Dufferin athlete wins three medals at 2023 World Dwarf Games in Germany

August 10, 2023   ·   0 Comments

By: Paula Brown

A Shelburne teen is now a multi-medal holder after representing Canada on the international stage at a multisport competition in Europe.

Thirteen-year-old Gabriel McHughan returned home earlier this week from his appearance at the 2023 World Dwarf Games and brought with him four medals – three bronze and a silver.

“I feel like it was pretty fun, I got to see some of my friends and make new ones on Team Canada. I learned that I could do more than I thought I could in sports,” McHughan told the Free Press.

McHughan was among 46 Canadian athletes ages 7 to 62 with dwarfism who represented Canada at the multisport event in Cologne, Germany. He competed in 8 of the 10 events, including badminton, basketball, boccia, soccer, swimming, track and field, table tennis, and volleyball.

He received his bronze medals in boccia, basketball and soccer and his silver medal in volleyball.

One moment from the 2023 competition that McHughan noted as a highlight was when Team Canada won bronze in soccer, the same event they narrowly missed out on medalling in 2017. 

Discussing what the medal moment meant to him, McHughan said, “it means not giving up no matter if you win a medal or not – all that matters is that you had fun and did the best that you could.” 

McHughan first participated in the World Dwarf Games in 2017 when they were held in Guelph. At the time, he was the second youngest athlete to signup to compete for Team Canada and finished the games with a gold medal in floor hockey and two bronze medals in track and field.

McHughan said he hopes his two appearances at the World Dwarf Games can be an inspiration for other local youth.

“Whatever sports you like or want to try out for, you should do it. Don’t think ‘what if I don’t make it’, think positive and not negative about yourself.”

The World Dwarf Games (WDG) began in 1993 with the inaugural event held in the host city of Chicago, Illinois, featuring 165 athletes from ten countries. The games are held every four years in an elected host city.

The 2023 games marked the largest number of participants in attendance at the event, with over 530 athletes from 29 countries competing.

Despite the number of athletes and countries participating in the competition steadily growing over the last 20 years, the World Dwarf Games continues to be lesser known than other international multisport events.

This means the athletes miss out on significant sponsorship dollars, and the cost of attending the games, including travel and accommodations, often falls on the athletes and their families.

“This is kind of the only platform where it’s an even playing field for him to be able to compete against other athletes that are just like him. It’s one hundred per cent funded by the athletes to go and it’s unfortunate that they’re not as recognized as other athletes,” said Crystal McHughan, Gabe’s mother.

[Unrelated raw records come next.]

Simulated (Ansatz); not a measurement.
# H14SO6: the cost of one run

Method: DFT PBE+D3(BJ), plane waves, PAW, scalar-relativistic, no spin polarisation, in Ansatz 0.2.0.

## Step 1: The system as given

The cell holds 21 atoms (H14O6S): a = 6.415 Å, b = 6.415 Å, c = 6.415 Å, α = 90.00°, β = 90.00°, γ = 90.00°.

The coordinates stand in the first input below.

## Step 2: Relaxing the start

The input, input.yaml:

She noted that for her and Gabe to attend the competition in Germany, it cost them roughly $10,000.

With the next World Dwarf Games expected to be held in Australia, the McHughan family is gearing down to begin fundraising to attend the sporting event in four years. The family will be doing various fundraising initiatives locally starting in October, which marks Dwarfism Awareness Month.

The next World Dwarf Games is expected to be held in 2027.